In embodiments, the messages referred to herein may be sent between user terminals 102 via a server 103, operated by a provider of the messaging service, typically also being a provider of the communication client application. Alternatively however, the message may be sent directly over the Internet 101 without travelling via any server, based on peer-to-peer (P2P) techniques. The following may be described in terms of a server based implementation, but it will be appreciated this is not necessarily limiting to all embodiments. Note also that where a server is involved, this refers to a logical entity being implemented on one or more physical server units at one or more geographical sites.

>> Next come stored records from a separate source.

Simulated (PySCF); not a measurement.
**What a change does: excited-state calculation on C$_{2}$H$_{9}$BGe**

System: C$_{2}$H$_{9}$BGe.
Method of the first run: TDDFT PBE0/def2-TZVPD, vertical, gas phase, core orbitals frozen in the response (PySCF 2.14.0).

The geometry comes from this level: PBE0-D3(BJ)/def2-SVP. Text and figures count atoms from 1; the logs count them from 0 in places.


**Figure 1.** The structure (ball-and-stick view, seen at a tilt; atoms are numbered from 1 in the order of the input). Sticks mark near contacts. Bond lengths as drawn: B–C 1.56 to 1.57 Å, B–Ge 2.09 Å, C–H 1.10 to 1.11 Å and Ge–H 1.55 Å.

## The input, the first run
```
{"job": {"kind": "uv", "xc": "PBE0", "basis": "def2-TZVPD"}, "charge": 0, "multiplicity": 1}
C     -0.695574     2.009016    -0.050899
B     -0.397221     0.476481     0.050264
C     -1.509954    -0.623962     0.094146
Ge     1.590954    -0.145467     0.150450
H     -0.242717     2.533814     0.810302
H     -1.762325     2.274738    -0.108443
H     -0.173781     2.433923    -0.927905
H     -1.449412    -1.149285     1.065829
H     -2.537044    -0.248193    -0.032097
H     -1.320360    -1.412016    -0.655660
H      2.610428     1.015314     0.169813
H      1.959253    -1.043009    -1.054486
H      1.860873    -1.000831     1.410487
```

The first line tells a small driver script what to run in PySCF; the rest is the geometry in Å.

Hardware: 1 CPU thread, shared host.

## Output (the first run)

The user terminal 102a comprises a user interface 202, network interface 206, and a communication client application 204 such as an IM client, video messaging client or email client. The communication client application 204 is operatively coupled to the user interface 202 and network interface 206. The user interface comprise and suitable means for enabling the sending user to compose a message and specify a definition of a destination for the message (or “channel”, i.e. any information directly or indirectly defining one or more recipient users of other terminals 102b-d). The sending user is there by able to input this information to the client application 204. For example the user interface 206 may comprise a touch-screen, or any screen plus mechanical keyboard and/or mouse. The network interface 206 provides means by which the client application can communicate with the other user terminals 12b-d and the server 103 for the purpose of sending the message to the recipient(s) and also any other of the communications disclosed herein. For example the network interface may comprise a wired or wireless interface, e.g. a mobile cellular modem, or a local wireless interface using a local wireless access technology such as a Wi-Fi network to connect to a wireless router in the home or office (which connects onwards to the Internet 108).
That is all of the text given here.